We then set the temperature control: in fact, if the system overheats without any fan connected.
This was managed by using an Arduino UNO and a DHT11 Temperature Sensor, in order to activate the PC's original fan only if detecting temperatures above a predefined threshold and keeping it balanced.
-
Soft Robot - Setting Pumps, Relays, Sensors:
Our soft robot was inspired by a design found on Hackster.io. Following this model, we 3D printed the molds and experimented with various silicones to achieve the desired flexibility. The best results were obtained by mixing ecoflex 00-30 with a firmer silicone, which prevented the structure from collapsing.
If any holes appear in the process, we suggest to use a fast-drying silicone on the holes by keeping the inner structure of the mold inside.
The electronics and code were then adjusted to activate each of the three relays and pumps based on the readings from their respective ultrasonic sensors.
-
Cable Mangaement:
The final step involved doing some wiring optimization to give the project a more organic and less cluttered appearance.

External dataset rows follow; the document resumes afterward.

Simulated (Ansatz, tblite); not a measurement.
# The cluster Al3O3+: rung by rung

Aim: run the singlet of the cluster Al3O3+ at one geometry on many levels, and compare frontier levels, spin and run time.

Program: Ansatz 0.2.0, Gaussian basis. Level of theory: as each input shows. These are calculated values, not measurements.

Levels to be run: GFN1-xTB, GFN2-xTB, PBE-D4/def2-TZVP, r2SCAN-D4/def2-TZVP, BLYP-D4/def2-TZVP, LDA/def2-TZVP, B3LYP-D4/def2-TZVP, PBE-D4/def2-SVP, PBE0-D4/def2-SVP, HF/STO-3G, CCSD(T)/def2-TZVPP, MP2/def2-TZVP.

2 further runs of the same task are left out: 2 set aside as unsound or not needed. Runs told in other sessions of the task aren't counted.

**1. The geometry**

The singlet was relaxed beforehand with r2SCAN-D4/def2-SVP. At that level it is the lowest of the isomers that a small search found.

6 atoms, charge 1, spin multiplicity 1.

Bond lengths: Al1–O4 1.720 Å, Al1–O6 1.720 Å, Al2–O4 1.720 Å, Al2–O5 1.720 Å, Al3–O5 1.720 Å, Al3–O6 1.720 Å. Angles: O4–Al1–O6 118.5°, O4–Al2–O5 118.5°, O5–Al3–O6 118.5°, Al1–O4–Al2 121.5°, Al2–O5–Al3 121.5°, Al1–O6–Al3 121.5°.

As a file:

Also the Arduino has been connected to one of the original USB ports of the computer, and a voltage regulator (12V→8V) has been used to calibrate the water flow of the fountain.
Step 3: Life
-
Introducing Algae:
We sourced local algae from a nearby pond to inhabit the scanner, introducing e-waste into the pool to observe if the algae would colonize it.
-
Cultivating Mycelium:
The transformer from one of the inoperative PCs was repurposed as a growth chamber for Lion’s Mane mycelium, chosen for its optimal living temperature of around 25°C. This setup was placed near the CPU’s heat diffuser to maintain and monitor the ideal temperature for mycelium cultivation.
-
Establishing a Soil & Plant Garden:
We gutted the interior of the other broken PC and sealed any openings with heated plastic. This conversion allowed us to create a container for our hybrid garden. After adding soil and hiding the base of the soft robot in it, we introduced various plants to complete the garden.
Reflection:
Gaia has been the first tangible outcome in creating a project with substance and coherence, which aligns with my current clear and defined approach and thematic interest. These reflections and visions took shape for the first time in Gaia, a project my colleagues and I presented during this MicroChallenge. Gaia represents my initial endeavor, both imaginative and practical, to establish a symbiotic relationship between technology and nature.
GAIA: Symbiotic Relationships in between Computers and Organic Matter
Step 1: Setting Up
Take a look to the repository https://github.com/niente010/GAIA
Selecting the Equipment:
For our project, we used 3 discarded HP COMPAQ 6200 computers, both for structural and functional purposes, and an EPSON PERFECTION 4490 Scanner. These were found in the FabLab archive, deemed too outdated or damaged for further use.Analyzing the Architecture:
The initial challenge involved assessing the materials we had gathered to efficiently repurpose any still-functioning components. Upon testing all the devices through plugging them in or by using a multimeter, we found out that 2 PCs were completely inoperative, while one managed to show signs of power but failed to boot or load the operating system. Similarly, the scanner was found to be non-functional.Closer inspection of the operational PC revealed that the heat diffuser above the CPU was generating significant heat, that the fan was functional and that the motherboard’s power supply ports were outputting 12V and 5V.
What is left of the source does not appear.